These are my own Knitting Tips garnered over 30 years of knitting experience,

I hope you will use them in all your knitting projects too! 

When knitting in the round: Tensions


I find when knitting in the round my tension is looser than when knitting back and forth accross a needle.


This is because when purling,  my natural tension is tighter than when working a knit row.


Because of this, if I am knitting top down and continuously in the round on a circular needle I use a size smaller needle.

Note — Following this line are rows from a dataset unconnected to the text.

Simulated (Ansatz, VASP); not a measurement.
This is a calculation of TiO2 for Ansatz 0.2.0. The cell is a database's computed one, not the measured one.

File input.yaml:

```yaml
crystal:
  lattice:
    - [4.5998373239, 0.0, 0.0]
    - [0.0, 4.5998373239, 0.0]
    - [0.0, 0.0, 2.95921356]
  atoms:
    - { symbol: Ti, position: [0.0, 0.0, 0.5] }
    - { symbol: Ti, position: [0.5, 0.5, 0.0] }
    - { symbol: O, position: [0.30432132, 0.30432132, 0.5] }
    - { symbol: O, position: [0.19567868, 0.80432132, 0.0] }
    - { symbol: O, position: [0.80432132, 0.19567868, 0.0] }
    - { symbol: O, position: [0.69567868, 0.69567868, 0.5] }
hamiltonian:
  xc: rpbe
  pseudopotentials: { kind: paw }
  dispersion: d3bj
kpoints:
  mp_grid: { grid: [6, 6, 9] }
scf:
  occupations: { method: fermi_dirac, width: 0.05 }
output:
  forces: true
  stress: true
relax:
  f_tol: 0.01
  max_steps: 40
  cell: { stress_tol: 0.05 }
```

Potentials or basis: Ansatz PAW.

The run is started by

Stitch markers | Row markers


Stitch Markers:

No fancy stitch markers on hand?

Simply use a contrasting piece of yarn, tie a slip knot halfway and slip over your needle.


Row Markers:

Very usefull for counting rows when decreasing sleeves for example:

Use the same knotted contrasting yarn slipped over your needle.

When starting a row, knit (or purl) over the loose ends and keep working over for the required amount of rows.

Its easy to quickly count the rows worked.

To work the next set of rows, slip off the marker and restart knitting over the loose end.



Working with Hand Dyed Yarns or different dye lots?


There is a useful and easy way to avoid those 'bands' of differing colour hues sometimes found in hand dyed yarns within the same dye lots on finished worked panels. 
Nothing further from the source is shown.